# How did you take your Halloween Party to the "next level"? IDEAS NEEDED!



## showmetoto (Jun 28, 2014)

Scene setters, lighting, having a theme and running with it from food to costumes to decorations and even the invitation.


----------



## printersdevil (Sep 7, 2009)

As stated above and starting EARLY. Props, props and small details to tie things together. I would also plan some activities/games for the big group. Tempt your Fate is a good game for a large group. Music, lights, food are also very important. If you invite 100 you probably won't have that many though.

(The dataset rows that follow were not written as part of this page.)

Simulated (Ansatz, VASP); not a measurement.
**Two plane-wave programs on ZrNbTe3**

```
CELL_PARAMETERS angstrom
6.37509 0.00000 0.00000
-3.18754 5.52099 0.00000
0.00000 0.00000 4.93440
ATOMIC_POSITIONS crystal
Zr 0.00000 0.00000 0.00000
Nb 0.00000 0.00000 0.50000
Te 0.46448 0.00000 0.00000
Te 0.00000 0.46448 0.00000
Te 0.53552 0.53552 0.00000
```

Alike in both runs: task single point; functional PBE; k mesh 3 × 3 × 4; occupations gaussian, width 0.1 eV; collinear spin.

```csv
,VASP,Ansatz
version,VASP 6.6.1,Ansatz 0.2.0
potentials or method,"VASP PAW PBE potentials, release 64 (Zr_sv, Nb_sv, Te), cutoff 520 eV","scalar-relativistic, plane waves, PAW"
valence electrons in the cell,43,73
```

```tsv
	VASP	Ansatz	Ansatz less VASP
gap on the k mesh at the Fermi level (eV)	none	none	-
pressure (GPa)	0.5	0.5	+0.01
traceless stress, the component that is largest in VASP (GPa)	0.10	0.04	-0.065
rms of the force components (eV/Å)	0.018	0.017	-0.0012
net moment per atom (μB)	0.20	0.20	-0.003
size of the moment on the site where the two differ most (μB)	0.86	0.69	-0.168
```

Spend some time reading on here. You can find lots of inspiration in photos and info. Many have been working on plans for this year since Nov. 1 (and some before last year's party was over).

Welcome


----------



## Marystratton (Jun 4, 2014)

Hi, 
I planned a party for my friends; I used the traditional pumpkins and skeletons for décor. But the main twist was the drinks. I made drinks, but the glasses in which it was served had eatable spiders. Those were floating and I go some really good jars to decorate, which had bulbs in it and I decorated it with different faces and animals.


----------



## Gym Whourlfeld (Jan 22, 2003)

Bring your party to my house, The Ravens Grin Inn. There are seven levels here! Wine Cellar, basement , 1st floor, second floor, attic, cupola, the crashed UFO on the Cupola roof.
I would re-install the alien ladder up to the UFO for you.
We also have secret passages, hidden doors, a wine cellar with an actual haunted history(since 1925) A very long tunnel (hidden) slides, mazes, indoor and outdoor displays, a real woods, cliff, river below it, real woodland critters! (They are real, Do Not Pet them!
We also feature numerous other odd things peculair to just this house (designed and made by .. "ME!" ) Nothing here came from a trade show, all very "one-of-a-kind" Devices and items, 27 years in the making, one location for 27 years, middle of no where in an alley, across from the city graveyard(on the next hill).
www.hauntedravensgrin.com


----------



## JamesButabi (Aug 30, 2012)

I collected an entry fee and then used that to add in a DJ and up the level of my props. Nobody minded as it became the best party in the area and it included free booze ( I get a local brewing company to sponsor every year).


----------



## Gym Whourlfeld (Jan 22, 2003)

I might be wrong, but in Illinois I don't think you can get free beer from any distributor. Dram shop insurance is also needed for any beer sold to the public even during a street festival
I know state law requires taverns to pay for the beer as soon as it comes through the door.
Many years ago an old fool in this town began telling (those who would pretend to listen) that the reason I saw so many teens frequent my haunted house was because I was handing them each a free can of beer when they walked in!
My House admission was only $2.. so how would that have ever worked financially?
Our policy now for many years :You can't come in if you are screaming, staggering drunk. If you suddenly become screaming and staggering drunk. you have to leave.
There are WAY TOO MANY things here that people could mess with, and drunks don't usually care to begin to listen. They just "do" what they will do.
But, hey! You found ways and possibly methods to make it work for your event, so more power to you! Really!
I will always be a true believer in "Whatever "Works"... "Works!"


----------



## WitchyRN (Mar 20, 2010)

The game usually makes the evening! Tempt your fate is good for a big crowd. Most people BYOB but a signature drink or two is good. Always try to plant a jumping/scare prop somewhere to get some screams (bathroom is a good spot)


----------



## dawnski (Jun 16, 2012)

You should be an expert now with your family doing it all those years. For me, doing a theme ties it all together rather than just random decorations. Planning out your rooms--you should have different scenes set up in each room related to your theme to keep people entertained. Plan early. I find and create my props in the summer so I can just set up closer to the party. For me, the biggest part of a house party is a commitment to changing the house. Taking down pictures and things that would distract from your theme. Second is lighting--string lights, colored floods, whatever you need to create the mood of that theme you're going for. You can check out my Pinterest page. I have boards for all kinds of different themes. http://www.pinterest.com/zim2/


----------



## QueenHalloween (Oct 9, 2013)

Thank you all for the great ideas! A few of them really stood out to me as ones I could incorporate this year.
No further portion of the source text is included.